Posted on September 30, 2014June 9, 2016 by shaun belcher

darkerbewick

 

First lecture by Sarah Jackson and a surprise….a poem from a book I had not really paid attention to but had purchased many years ago…probably because of the cover. The image does indeed turn out to be a negative image of Bewick’s ‘White Owl’ engraving from page 89 of his ‘British Birds’ from 1809.

It entirely appropriate that the publisher has reversed the image and set in a quasi-gothic setting as Strand’s volume is full of darkness, ghosts, negative capability and the ‘uncanny’. In an excellent review in The Oxonian Alexander Nemser himself an American poet says what I felt after reading though the volume properly (possibly for the first time)

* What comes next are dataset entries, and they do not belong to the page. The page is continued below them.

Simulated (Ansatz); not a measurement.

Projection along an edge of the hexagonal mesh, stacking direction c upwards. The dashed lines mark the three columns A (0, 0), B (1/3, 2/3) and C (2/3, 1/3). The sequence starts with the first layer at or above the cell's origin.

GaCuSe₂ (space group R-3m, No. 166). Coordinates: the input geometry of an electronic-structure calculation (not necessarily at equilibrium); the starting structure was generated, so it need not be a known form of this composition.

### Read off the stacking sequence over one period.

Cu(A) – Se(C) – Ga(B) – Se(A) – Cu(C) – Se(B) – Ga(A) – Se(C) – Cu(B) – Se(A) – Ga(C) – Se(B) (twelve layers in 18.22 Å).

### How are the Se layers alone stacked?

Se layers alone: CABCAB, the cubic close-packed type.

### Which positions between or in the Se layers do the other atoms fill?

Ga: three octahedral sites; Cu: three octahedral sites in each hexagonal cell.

But, paradoxically, New Selected Poems leaves the reader with the impression of a poet who,in composing letters to himself about the ultimate end, has ended up only talking about the weather.

In fact in another very good interview with Wallace Shawn (a friend) in The Paris Review Strand states that almost all his poetry refers or is a ticking watch toward death. This fine but sometimes the use of short anglo-saxon words and the repetition..be it in Litany or instructions as in ‘The New Poetry Handbook’ does become somewhat claustrophobic. There is a repetition of certain strophes almost like a trance-like or meditative state. Strand himself believes in poetry as being ‘other’ a breaking through the boundary of the quotidian to other levels to the ‘magical and astonishing’ but sometimes the ‘other’ becomes airless and dank as if in need of some fresh air. Strand has written about artists and interestingly Edward Hopper who also the master of the limited view..the airless and unmoving. He also admires the Italian surrealists and indeed his knowledge of European languages and forms is displayed in his writing. The poetry has the flavour of Otavio Paz and Montale and it hard to find any trace of contemperaneous Canadian poetry like the Praire Poets . The compressed roomic spaces owe more to philosophy than landscape and bring to mind Gaston Bachelard’s ‘Poetics of Space’.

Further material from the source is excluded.